Gas Prices Predicted to Hit $4 per Gallon
June 4, 2007
With gasoline prices at record highs, experts say $4-a-gallon gasoline is just around the corner. “I think it’s going to happen,” said Phil Flynn, a senior market analyst at Alaron Trading in Chicago. “Unless things change dramatically, I think we’re going to see $4 a gallon.”
Contractors across the United States shudder when they hear such a prediction. Many, if not most, are struggling with the current cost of fuel, which is causing a huge strain on every business’ bottom line. At the start of the week of May 20, the average price of self-serve regular gasoline hit a record high of $3.18, rising more than 11 cents over the previous two weeks. The latest figure topped the record of $3.07 set in early May, which had been the highest price since the average cost of a gallon of gas hit $3.03 on Aug. 11, 2006, according to the Lundberg Survey of 7,000 gas stations across the country.
For those contractors who really know their numbers, how they recover the increased cost of fuel doesn’t seem to be as important as the fact that they do.
One contractor pointed out in conversation that the increased cost amounts to a 1 percent increase. He has scheduled his techs to complete one more service call each day, thus more than covering the cost of fuel.
“As you know, fuel costs are just one of many variable expenses that impact the overhead of any company,” said Butch McGonegal, senior vice president at United Air Temp, Lorton, Va. “In addition to the direct cost of increased fuel cost, most everything we use is shipped by truck, so we anticipate an increase in shipping cost as well. Most of the services we use are going to experience the same increases and their fees and service expense will rise as well.
“What to do? Only one thing makes sense. Each month we recalculate our overhead and adjust our pricing accordingly. If you do not do this, you could well be in for a nasty surprise at the end of the year.”
APPLYING SURCHARGEMany contractors, like William Trombly Sr., are offsetting the high cost by charging the customer a fuel surcharge.
“Yes, the price of gas has become a major player in our overall cost,” confessed Trombly, owner of Bill Trombly Plumbing-Heating-Cooling, Manchester, N.H. “We have been working on this now for about a year. Our thought was to encompass the cost into our rates, but we thought it was not a long-term problem, so we went with a fuel charge on all calls.”

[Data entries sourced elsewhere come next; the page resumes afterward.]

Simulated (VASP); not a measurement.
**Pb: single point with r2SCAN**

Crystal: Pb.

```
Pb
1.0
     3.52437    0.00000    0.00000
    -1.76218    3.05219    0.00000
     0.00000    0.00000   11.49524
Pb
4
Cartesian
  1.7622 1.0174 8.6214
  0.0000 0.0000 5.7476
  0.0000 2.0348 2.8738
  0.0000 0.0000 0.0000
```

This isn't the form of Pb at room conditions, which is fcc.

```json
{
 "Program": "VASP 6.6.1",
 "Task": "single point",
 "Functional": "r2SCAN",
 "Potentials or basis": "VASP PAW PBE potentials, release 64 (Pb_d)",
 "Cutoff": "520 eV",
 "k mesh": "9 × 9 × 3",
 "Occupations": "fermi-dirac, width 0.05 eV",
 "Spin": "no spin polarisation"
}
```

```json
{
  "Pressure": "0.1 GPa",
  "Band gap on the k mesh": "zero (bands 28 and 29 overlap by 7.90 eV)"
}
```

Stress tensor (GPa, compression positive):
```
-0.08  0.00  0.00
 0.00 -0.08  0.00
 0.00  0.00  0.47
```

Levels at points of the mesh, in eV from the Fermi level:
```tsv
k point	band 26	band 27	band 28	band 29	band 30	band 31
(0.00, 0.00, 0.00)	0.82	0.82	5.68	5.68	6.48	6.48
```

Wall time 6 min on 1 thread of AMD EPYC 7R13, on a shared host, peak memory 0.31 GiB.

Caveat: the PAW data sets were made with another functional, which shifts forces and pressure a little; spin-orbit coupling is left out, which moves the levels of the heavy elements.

In Trombly’s case, he adds a $3 surcharge, but admits if the client has a fit over the charge, the technician has the option of deleting it - at least for now.
“More thought on this subject is needed,” said Trombly. “We have recovered some cost, but not all. Soon, we may have to make the surcharge mandatory. And, that drives the customers to the fly-by-nights that don’t know their costs.”
Mark Giebelhaus, president of Marlin Mechanical, Phoenix, is not afraid to have the surcharge stick. Neither is Joe Schmitt, owner of Joe Schmitt and Sons Plumbing and Heating, Engelwood, Ohio.
“I increased the cost of my service trip to the jobsite. Customers grumble, but understand,” said Schmitt. “I average $100 per truck to fill up. In the end, we’re doing other things to curb expenses.”
At Marlin, Giebelhaus instituted an 8 percent surcharge on all service invoices. Like Schmitt, he also has taken several steps to deal with the increase in fuel prices.
On the new construction side, for instance, rather than driving to the office to deliver weekly time sheets, Giebelhaus has project foremen fax the time sheets. Rather than have the foremen pick up the weekly paychecks, the contractor offers direct deposit. If an employee chooses not to utilize direct deposit and wants a check, Giebelhaus said he now mails it rather than delivering it to the project site.
Bill Wright, owner of Falcon Air Conditioning, Gilbert, Ariz., said he has 10 drivers who have to fuel vans at a cost of $100 every other day. That translates into about $1,500 more per month for gas versus the same time a year ago. Going into the start of the year, he budgeted for $2.50 a gallon.
To compensate, Wright said he attempts to keep drivers in the Gilbert area, and has reduced the company’s service area. When the company goes farther out, it now combines multiple customers in one trip.
Meanwhile, Gallagher’s Heating and Air Conditioning, Los Molinos, Calif., is contemplating purchasing more fuel-efficient cars for its sales team. Currently, the sales employees drive their own vehicles and get reimbursed for mileage.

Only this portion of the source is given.